January 20, 2010

Bank of America today reported full-year 2009 net income of $6.3 billion, compared with net income of $4.0 billion in 2008. Including preferred stock dividends and the negative impact from the repayment of the U.S. government's $45 billion preferred stock investment in the company under the Troubled Asset Relief Program, income applicable to common shareholders was a net loss of $2.2 billion, or $0.29 per diluted share.

"While it's disappointing to report a loss for the fourth quarter, there were a number of important accomplishments worth noting," said chief executive officer and president Brian T. Moynihan in a statement. "First, we repaid the American taxpayer, with interest, for the TARP investment. Second, we have taken steps to strengthen our balance sheet through successful securities offerings. And third, all of our non-credit businesses recorded positive contributions to our results.
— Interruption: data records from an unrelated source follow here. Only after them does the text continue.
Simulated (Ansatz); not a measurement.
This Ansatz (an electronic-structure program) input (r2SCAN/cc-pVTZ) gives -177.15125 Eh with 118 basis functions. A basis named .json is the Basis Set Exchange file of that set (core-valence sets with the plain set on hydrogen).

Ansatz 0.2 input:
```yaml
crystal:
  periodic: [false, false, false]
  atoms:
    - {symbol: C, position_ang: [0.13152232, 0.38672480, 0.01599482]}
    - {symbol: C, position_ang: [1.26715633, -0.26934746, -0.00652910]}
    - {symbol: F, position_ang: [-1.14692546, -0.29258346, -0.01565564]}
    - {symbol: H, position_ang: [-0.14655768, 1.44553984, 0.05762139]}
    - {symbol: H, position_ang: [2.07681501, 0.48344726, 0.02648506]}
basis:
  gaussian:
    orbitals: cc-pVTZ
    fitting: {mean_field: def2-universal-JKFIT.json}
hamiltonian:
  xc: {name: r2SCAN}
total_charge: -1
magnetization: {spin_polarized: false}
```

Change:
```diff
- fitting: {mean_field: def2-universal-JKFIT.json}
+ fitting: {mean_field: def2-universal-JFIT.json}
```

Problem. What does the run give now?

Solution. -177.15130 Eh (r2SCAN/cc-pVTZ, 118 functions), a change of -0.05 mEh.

"As we look at 2010, we are encouraged by signs the economy is improving, as we have seen in the stabilization of our credit costs, particularly in the consumer businesses. That said, economic conditions remain fragile and we expect high unemployment levels to continue, creating an ongoing drag on consumer spending and growth."

Bank of America repaid the $45 billion of the U.S. taxpayers' preferred stock investment in the company as part of TARP. To do so, it raised a total of $57 billion in additional Tier 1 common capital.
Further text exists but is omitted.